Paul Pillar

The Safe Haven Notion

More general habits of thought, especially American habits, are also in play.  One is a tendency toward spatial thinking that associates good guys and bad guys with different places on a map.  There is a tendency to imagine a Mordor whether one exists or not.  A further American tendency is to equate solving a security problem with an overseas use of military force.  Related to that is the American view of terrorism as primarily a foreign threat, notwithstanding the nature of most terrorist attacks within the United States since 9/11.

An unfortunate effect of the persistent notion about terrorist safe havens is not only costly and unnecessary military expeditions; the notion also worsens the terrorist threat itself.  The overseas deployment of U.S. military forces provides a major motivation for anti-U.S. terrorism.  The collateral casualties and damage that inevitably result from operations by those forces accentuate the grievances that underlie such terrorism.

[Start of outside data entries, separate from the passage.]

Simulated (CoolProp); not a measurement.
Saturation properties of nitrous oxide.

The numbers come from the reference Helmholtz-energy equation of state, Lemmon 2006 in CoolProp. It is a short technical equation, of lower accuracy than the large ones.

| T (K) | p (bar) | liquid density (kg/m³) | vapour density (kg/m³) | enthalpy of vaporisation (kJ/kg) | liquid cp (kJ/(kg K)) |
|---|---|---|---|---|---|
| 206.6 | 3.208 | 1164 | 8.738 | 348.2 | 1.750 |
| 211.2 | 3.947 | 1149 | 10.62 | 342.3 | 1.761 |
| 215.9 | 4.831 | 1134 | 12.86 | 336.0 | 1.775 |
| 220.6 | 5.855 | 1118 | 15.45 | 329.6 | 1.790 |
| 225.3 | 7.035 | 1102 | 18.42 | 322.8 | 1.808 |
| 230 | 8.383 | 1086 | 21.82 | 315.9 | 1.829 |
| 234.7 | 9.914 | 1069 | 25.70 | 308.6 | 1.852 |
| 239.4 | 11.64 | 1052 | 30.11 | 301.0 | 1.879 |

A relevant reminder about this comes from an incomplete and misleading passage in Trump’s speech about Afghanistan.  He referred to Iraq and asserted that “the vacuum we created by leaving too soon gave safe haven for ISIS to spread, to grow, recruit, and launch attacks.”  What he did not mention was that ISIS did not exist before the United States invaded Iraq in 2003.  The group arose, under a different name, as a direct result of the invasion and of the warfare within Iraq that the invasion ignited.  And lest we forget, a major part of the campaign to sell the invasion to the American public involved the fear of terrorism, the specter of dictators giving weapons of mass destruction to terrorists, and the idea that if we don’t fight the bad guys over there they will attack us at home.